But on the other hand, it really made me sad. It made me sad to think about people of my grandparents’ generation, saving up to buy something good and lasting, and then have no one want it. And I get it, I really do, but I still think it’s sad. People are not their things, and the world is about more than just possessions, but still. I have a few things that belonged to my grandmothers, and I treasure them very much.

In terms of our old toaster, I held onto it because I didn’t want to waste money on a new one when the old one still worked, however substandardly, but I also knew that it wouldn’t last forever. Things are made to be disposable now, more’s the pity. My mother-in-law still has the chest freezer that she had when she was first married; they just celebrated their 54th wedding anniversary. Back then, things didn’t get thrown out. Now, we are lucky if our washing machine lasts more than five years, or if our dishwasher doesn’t need to be replaced twice in a decade.

Part of what I think is sad is that there is a huge disconnect in thinking between generations. Back in our grandparents’ day, you took pride in your possessions, and you assumed you would pass them on when you died. Part of that was because our grandparents didn’t really have much in the way of “stuff.” Today, we have way too much stuff, and we take great joy not in passing it along to beloved family members, but getting rid of it in trash bags at the Goodwill. So it is an entirely new way of thinking, in this world of more, more, more.

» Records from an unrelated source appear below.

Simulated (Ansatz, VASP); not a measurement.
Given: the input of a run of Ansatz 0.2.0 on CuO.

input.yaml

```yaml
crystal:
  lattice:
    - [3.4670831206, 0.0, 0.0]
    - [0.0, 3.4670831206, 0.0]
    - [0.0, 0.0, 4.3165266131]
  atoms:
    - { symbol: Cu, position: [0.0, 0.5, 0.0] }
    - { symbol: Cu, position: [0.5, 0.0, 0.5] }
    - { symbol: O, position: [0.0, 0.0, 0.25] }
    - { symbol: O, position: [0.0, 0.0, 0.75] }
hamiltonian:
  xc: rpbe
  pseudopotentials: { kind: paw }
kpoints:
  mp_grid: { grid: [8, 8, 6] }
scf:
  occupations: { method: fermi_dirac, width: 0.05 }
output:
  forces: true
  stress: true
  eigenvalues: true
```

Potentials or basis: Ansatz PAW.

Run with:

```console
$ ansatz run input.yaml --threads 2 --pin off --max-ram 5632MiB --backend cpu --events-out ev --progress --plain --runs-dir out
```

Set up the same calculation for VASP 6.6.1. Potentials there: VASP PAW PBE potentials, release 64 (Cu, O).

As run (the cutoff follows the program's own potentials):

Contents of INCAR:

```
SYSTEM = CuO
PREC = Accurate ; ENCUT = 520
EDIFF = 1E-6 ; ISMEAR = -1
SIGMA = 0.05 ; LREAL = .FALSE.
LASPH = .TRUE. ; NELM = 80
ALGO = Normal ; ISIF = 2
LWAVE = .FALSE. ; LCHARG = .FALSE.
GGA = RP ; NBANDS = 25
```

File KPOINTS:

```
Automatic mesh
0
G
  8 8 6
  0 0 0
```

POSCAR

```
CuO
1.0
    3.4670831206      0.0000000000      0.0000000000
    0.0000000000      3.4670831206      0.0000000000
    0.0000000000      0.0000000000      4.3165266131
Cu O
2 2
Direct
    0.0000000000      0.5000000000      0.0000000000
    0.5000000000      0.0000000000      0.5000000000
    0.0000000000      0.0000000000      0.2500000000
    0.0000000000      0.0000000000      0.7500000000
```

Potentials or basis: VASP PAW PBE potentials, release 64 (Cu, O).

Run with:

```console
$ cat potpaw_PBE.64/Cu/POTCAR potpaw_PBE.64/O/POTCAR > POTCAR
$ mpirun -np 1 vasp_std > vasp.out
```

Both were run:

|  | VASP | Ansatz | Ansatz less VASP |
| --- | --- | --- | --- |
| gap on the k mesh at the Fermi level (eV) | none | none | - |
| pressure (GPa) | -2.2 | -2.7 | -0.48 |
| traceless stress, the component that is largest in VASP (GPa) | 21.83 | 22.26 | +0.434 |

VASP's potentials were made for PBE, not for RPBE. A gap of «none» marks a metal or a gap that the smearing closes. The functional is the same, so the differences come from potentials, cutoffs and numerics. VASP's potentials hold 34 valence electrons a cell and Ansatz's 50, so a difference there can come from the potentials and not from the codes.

Of course, the dark side of taking great care of and pride in your possessions is the propensity to not use it. I was thinking of this when I read my friend Swistle’s (HI SWISTLE) post about using the “good stuff.” How many of us have boxes of things that we never use because they are too precious? I have my grandmother’s china, a full set, that was given to her on her 40th anniversary. It was saved for me, the only granddaughter on that side, and given to me at my wedding shower. It is absolutely precious to me, it is beautiful, I love it, I am happy to have it, and yet, I never use it. Each piece is carefully wrapped up and stored.

This. This is ridiculous. Why DON’T I use it? I should not need an occasion to use the beautiful china. Sure, I don’t have the cupboard space to store it properly, but wouldn’t it make an everyday dinner kind of special, and worth the effort? I don’t even need to worry about it getting broken because I cannot remember the last time one of my children broke a plate or anything. And if it did get broken, at least it would be used and enjoyed.

But here’s the thing: life is brief and fleeting and we shouldn’t waste it eating substandard toast, so to speak. My husband has given me two beautiful diamond rings; one is an anniversary ring for our tenth, and the other is a solitaire for my 40th birthday. They are fancy and yet I wear them almost every day, taking them off only for gardening or rolling out cookie dough or similar. They make me feel happy and sparkly. If we have pretty clothes, or expensive shoes, or a gorgeous handbag, why should these things hide in our closet when we could use them every day and make ourselves feel fabulous? What are we saving these things for? If our generation is indicative of future generations, no one will want these things when we die so we might as well use them now. How sad would it be to die with boxes of super-fancy soap and unused guest towels? So let’s agree to drink the wine, use the truffle oil, and set out the china for pizza night. Or Taco Tuesday.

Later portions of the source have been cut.